MEET THE READER: Film Franchises – Go Ape!

With the growing number of film franchises, Ray Morton takes a look at the original franchise, ‘Planet of the Apes,’ and see what lessons we might learn from it.

Ray Morton is a writer, senior contributor to Script magazine and script consultant. His new book A Quick Guide to Screenwriting is now available online and in bookstores. Follow Ray on Twitter: @RayMorton1

PLANET OF THE APES 1968, 20th Century Fox Film Corp. All rights reserved.

There is no doubt that we are living in the age of the franchise. Star Wars, the Marvel and DC movies, Harry Potter, Star Trek, Mission: Impossible, The Lord of the Rings, X-Men, etc. – today’s highest profile, biggest-budgeted, and highest-grossing films are all franchise pictures.

There have been film series since the beginning of cinema. Charles Chaplin created many films chronicling the ongoing adventures of his great character, The Little Tramp. During the Golden Age of Hollywood, the studios produced dozens of ongoing series (mostly on modest budgets): the Thin Man, Andy Hardy, the Universal monsters, Charlie Chan, and so on. Series filmmaking went big budget in the 1960s with the James Bond adventures and went scary in the 70s and 80s with the Halloween and Friday the 13th pictures.

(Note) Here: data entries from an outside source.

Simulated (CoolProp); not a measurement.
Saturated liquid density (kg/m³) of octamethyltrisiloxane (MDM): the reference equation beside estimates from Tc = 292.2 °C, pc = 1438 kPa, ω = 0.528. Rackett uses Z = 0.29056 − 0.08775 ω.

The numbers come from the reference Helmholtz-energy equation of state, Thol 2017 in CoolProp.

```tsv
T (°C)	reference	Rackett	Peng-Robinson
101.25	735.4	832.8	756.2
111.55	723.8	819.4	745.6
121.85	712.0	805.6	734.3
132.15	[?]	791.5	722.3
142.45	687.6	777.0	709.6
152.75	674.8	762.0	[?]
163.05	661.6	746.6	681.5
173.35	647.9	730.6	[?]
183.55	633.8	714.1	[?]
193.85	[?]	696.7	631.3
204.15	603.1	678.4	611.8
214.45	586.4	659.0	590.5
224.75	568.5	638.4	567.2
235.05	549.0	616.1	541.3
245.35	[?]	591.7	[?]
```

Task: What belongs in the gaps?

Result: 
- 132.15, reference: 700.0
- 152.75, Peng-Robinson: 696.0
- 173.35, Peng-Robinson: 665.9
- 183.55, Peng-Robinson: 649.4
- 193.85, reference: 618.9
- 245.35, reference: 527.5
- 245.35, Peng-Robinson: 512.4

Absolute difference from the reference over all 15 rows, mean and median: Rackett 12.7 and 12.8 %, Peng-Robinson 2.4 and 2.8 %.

Franchises are also series, but with some important differences. In a series, each new installment usually tells a standalone story, whereas franchises tend to use a number of films to tell a single, ongoing tale. And franchises tend to spread out into formats other than movies – they also generate novels, TV series, games and comics, and tons and tons of merchandise.

Franchises are a big deal for screenwriters because they are the primary type of movie the major studios want to make these days, so if you are able to establish a career as a working screenwriter, the odds are good that you will end up working on a franchise film at some point in time. Which means it behooves all of us to develop the skills necessary to extend a concept far beyond a single film. With that in mind, I thought it might be fun to take a look at the original franchise and see what lessons we might learn from it.

Most people think that Star Wars kicked off the franchise craze, but it didn’t. The first franchise actually began nine years before George Lucas’s seminal space epic with the February 1968 release of Planet of the Apes.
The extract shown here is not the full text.